Weighing Up The Best Kind Of Dick! (Not what you might think!)

I work on the 40th floor in my new job and I don’t take the lift. True!

Well, some would say it’s the second floor, but technically, between the big floors there are all those miniature floors. Some would call them stairs. I call them what they actually are. Mini floors!

It was after lunch and my colleague and I were walking from the staff canteen, ascending these mini floors up to our floor. I saw my new boss sitting on the next set of miniature floors. She was on the phone. I am still in training but it is her team that I shall be working on and we have only chatted briefly before.

As I looked down at my feet to concentrate on the arduous climbing task I hear her say, “Hi, how are you?”

I look up and note that she is kind of looking in my direction but also looking down at some paper in her lap.

In that split second my internal dialogue, combining my logic, reasoning and perception consisted of the following.

‘Was that to me?’

‘I don’t know.’

‘She’s not looking at me. Surely she’s on the phone?’

‘But it sounded like it was aimed at me and now she’s suddenly looking down at her pad.’

‘Perhaps she said hello to me and then the automatic answering service of the call centre she may be calling answered and she now has to listen to the options to dial to get through to the correct department.’

‘Or perhaps she’s speaking to someone on the other end of the line.’

‘Or perhaps she said hello to me and is now taking note of an answer phone message that she is listening to?’

‘Or she is actually speaking to someone on the other end of the phone.’

‘Right, you have two options. Unfortunately either of which could result in you looking like a Dick.’

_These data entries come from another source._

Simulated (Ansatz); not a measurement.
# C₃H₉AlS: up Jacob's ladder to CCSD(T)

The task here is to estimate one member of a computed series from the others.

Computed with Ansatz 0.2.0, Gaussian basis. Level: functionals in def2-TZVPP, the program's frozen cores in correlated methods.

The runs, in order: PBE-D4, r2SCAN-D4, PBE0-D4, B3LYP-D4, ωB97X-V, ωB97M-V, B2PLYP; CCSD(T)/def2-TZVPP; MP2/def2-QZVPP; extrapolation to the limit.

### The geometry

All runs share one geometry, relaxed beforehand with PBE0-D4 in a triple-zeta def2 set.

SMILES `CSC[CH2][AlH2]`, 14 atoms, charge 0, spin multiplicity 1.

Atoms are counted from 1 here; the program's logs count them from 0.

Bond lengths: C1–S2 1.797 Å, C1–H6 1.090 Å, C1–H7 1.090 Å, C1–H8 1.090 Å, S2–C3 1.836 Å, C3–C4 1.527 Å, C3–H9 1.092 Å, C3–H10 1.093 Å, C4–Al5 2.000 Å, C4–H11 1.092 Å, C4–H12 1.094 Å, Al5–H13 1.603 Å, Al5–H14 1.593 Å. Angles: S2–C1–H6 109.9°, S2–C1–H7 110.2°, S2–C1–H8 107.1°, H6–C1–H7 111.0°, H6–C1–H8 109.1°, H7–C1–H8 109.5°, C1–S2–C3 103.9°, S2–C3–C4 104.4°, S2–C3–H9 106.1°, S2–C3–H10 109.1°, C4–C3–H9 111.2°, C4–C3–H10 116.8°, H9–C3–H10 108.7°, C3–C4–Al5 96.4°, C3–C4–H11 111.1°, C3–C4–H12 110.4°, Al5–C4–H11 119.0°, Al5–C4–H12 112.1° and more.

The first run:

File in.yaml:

‘First option, say hello back. If she did say hello then well done, you win! If she is in fact talking to someone, then you look like a Dick for speaking to someone who is blatantly on the phone to someone else.’

‘Second option, say nothing. If she was speaking to someone else, well done, you win! If not then you have affirmed yourself in the second week of your new job to your boss that you are in fact an ignorant Dick.’

‘I’ll either win or be a Dick.’

‘If I’m a Dick, what kind of Dick do I want to be?’

‘If I’m weighing up being a Dick as opposed to being an ignorant Dick, I think I’d prefer to be just a Dick.’

‘You had better say something then!’

So I did.

“Yeah I’m good thanks how ar-”

“I’m just on my lunch break so I’ll make it quick.” She was in fact on the phone to someone else. Of course she was! She looked up and laughed as I probably went red and made some stupid comment trying to be funny when in my head my internal dialogue said, ‘Well done! You’re a Dick!”

We even made a joke of it in passing later on but I fear that my first impressions have been hindered by what I shall now forever call, The Phantom Hello!